And I'm so tired. So, so tired. I think if I went to bed now I'd sleep for days. I can't wait for the weekend to come. I believe I shall remain in bed the whole weekend. But knowing me, I think I'll run up north to the comfort of my old room in my parents' house. Everything feels so much better there. It feels warm and inviting. Where I live now it's cold and bare. I don't belong in that house. I do believe it's haunted. I need to look for a new place to live.

The only comfort there is Azazel, the feral cat that comes over for a meal. I feed him kitty treats which I buy at the local supermarket. He let's me sit near him but won't let me touch him. I so wish I could pet him. I feel like I need a furry companion. But the "no pets allowed" rule prevents me from having a furry soulmate. It's sad... I pay so much money for rent and I can't even have a pet. Or take a decent shower. Or cook a decent meal. Or feel at home. I feel like I'm living in one of those run-down sleazy motels. I hate that place with a passion. But finding a nice suitable place to live in here in Porto is like searching for the perfect man. It's damn near impossible! I'm so frustrated. I just want to live somewhere quiet, with decent water pressure and a stove which will cook my food in a timely manner.

I'm sleepy. I can't wait for the day to be done so I can go back to that hell-hole and crash... Maybe this night it'll be different.



quarta-feira, 11 de outubro de 2017

Look at you now


Joe Purdy - Look at you now

"... you used to have such a pretty little smile..."

You were right, David



I am in a room filled with people and I never felt more alone. Everyone is talking and exchanging ideas. I have nothing. I am nothing. I sometimes think I'm a functioning ghost. People's voices and words meld with the voices in my head. I want to drown them all out but even music doesn't work anymore. I am starting to think I might actually be insane. You were right, David. There is something wrong with me. I guess I just didn't want to admit you were right. I was always sitting at the edge of my seat waiting for the shit to hit the fan because I knew eventually it would and I would be the one to fling it about like a naughty monkey at the zoo. I am sorry.

They usually say: "better late than never", but I case in this case that does not apply. I usually take a long time to realize what people are trying to tell me, or show me about myself because it's like looking in a mirror and I don't want to see myself. Especially through other people's eyes. Particularly through yours.

Day is done. I am left alone with the voices of people I work with and with the voices in my head. It's so loud, sometimes I have to close my eyes and re-focus. Or whatever it's called. But still... sometimes one or two of the voices manages to seep in and completely destroy me. Which seems to be happening a lot lately. It's nobody's fault but my own. I let myself go and refuse help because sometimes those voices are comforting, although they isolate me from the world. Such isolation is soothing because I feel protected. I don't want to hurt anymore and self-sabotage is the only way I know how to keep myself guarded.

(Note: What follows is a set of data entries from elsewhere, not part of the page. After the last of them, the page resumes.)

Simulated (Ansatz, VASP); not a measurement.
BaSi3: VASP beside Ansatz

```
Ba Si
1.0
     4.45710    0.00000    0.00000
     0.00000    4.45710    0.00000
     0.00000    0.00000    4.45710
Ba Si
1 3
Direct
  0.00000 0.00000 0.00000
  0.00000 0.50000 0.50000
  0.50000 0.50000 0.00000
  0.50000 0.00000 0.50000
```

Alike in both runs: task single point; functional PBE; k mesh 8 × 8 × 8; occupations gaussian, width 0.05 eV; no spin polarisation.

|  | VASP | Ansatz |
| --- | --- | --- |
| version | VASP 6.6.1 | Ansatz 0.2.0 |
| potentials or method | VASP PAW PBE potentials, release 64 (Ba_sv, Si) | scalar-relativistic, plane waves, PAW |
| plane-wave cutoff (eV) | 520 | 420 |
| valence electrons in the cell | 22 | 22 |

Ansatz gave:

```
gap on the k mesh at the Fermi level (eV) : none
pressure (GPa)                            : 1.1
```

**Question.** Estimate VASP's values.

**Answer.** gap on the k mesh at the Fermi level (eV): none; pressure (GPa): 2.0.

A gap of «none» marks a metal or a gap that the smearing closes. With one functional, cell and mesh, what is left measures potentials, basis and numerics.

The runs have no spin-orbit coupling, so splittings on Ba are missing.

But here I am now, David. Letting you know that you were/are right.


terça-feira, 10 de outubro de 2017

Love is dead



It's been a while since I last wrote. I've been a bit jaded for whatever reason. Depression and anxiety took over once more. Anti-depressants and anxiety meds kind of put me on some sort of weird "cruise-control" situation. I am slowly snapping back but I don't feel like myself anymore. I cam out the other end as a different person. I'm not sure yet if this is a good thing or a bad thing.

I moved away. I live in Porto now. I also work here. Work is great. Living situation... not so much. The bedroom is quite big but the walls are a mess. The bathroom looks like something from a horror movie. The tile is hideous. I lock myself in every night. I wake up with bruises all over my body and I'm not sure if I am harming myself on myself or if there's some sort of angry ghost trying to get me to leave. Either way, I need to find a new place. I hate it there.

It feels like my personality or my sense of self is slowly being taken over by someone else. Like I'm being possessed. I'm scared. I'm scared but I'm not fighting back. I'm easing in to it. Do I let myself disappear and turn into someone new? Or do I fight for the person I am at the moment? I don't know what to do. I feel so numb! I just want to be happy. I wish I knew how. I'm just shuffling through existence or life like a zombie. Sometimes I cry when I'm at home because feelings hit me hard all at once and I can't deal. Other times I laugh hard when I'm at work because everyone is so awesome. Other times I try to smile but it feels fake. Smiling is a foreign concept to me at the moment. I can't remember the last time I truly really smiled for real. All my smiles now are fake, or feel fake. I don't want to fake smile anymore. It's frustrating.

Sometimes I'm driving home and I get stuck in traffic. I think back to all the people that came into and out of my life. I think of people I haven't seen or talked to in years. I think of people I knew that died. I think of high school and how simple everything was back then. I think further back to when I was just a little girl in grade school and how small and clueless I was. I'm still clueless. I'm no longer small.

I'm growing old. You would think that I would have some answers to life's questions. I don't. I'm as clueless as I was back then. About everything!

As for love? Love... Love is dead. There's nothing left. I am alone and will remain so. It saddens me to know that I will live out the rest of my days in solitude. But I just can't seem to get the love thing right. So I killed it. Or did I...?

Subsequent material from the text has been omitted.